125. The Committee found that the

" EU policy-making process is relatively open and based on a number of treaties agreed by the Member States. Both the devolved institutions and devolved stakeholders have the opportunity to influence the process both directly with the EU institutions and indirectly via the UK Government. The European Parliament also has a scrutiny function".

126. However, there is no guarantee that this sort of input into international matters will continue after the UK's exit from them EU. In her evidence to the Committee, Professor Aileen McHarg articulated this concern, emphasising that it is important that the current mechanisms which ' allow the devolved Governments to influence EU policy making are replicated in relation to international trade policy, because this will become so much more important as an issue' [57] . The Committee reported that a number of witnesses were concerned that no similar policy-making process to the internal, substantial EU-policy making process currently exists within the UK, and suggested that something similar - within the UK – will be required, in order to ensure that the devolved administrations, as well as wider interests, are able to have a role in the negotiation of international trade agreements. The Committee reached three conclusions in this area:

102. The Committee also believes that significant further work is required in considering arrangements to replace the current EU policy-making processes across the UK. Consideration will also need to be given to addressing the governance gap in relation to the monitoring, implementation and enforcement of common UK frameworks.

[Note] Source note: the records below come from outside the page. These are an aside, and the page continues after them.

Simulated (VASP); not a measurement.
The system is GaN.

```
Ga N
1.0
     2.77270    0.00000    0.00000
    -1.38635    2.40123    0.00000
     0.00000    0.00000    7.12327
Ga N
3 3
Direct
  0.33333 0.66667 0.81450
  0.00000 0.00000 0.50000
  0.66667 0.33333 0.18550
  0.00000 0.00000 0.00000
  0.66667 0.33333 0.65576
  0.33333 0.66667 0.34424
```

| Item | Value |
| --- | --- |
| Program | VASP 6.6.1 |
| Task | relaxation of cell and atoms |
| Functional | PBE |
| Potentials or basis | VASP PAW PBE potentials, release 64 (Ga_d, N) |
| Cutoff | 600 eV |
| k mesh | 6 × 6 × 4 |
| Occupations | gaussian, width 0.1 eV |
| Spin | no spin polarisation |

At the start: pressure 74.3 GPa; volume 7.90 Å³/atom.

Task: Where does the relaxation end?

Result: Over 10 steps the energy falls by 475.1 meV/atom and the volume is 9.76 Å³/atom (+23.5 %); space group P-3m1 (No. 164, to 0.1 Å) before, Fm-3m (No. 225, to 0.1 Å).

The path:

103. Consideration will also need to be given to the interaction between the Bill, common frameworks and the negotiation of new international agreements including trade deals. In the first instance it is anticipated that the Committee will have a role in scrutinising the Trade Bill LCM.

104. The Committee also intends to examine further the impact of the new international obligations including trade agreements on the devolved settlement with regard to the role of the devolved institutions, stakeholders and the wider public in influencing and informing the UK Government's negotiations.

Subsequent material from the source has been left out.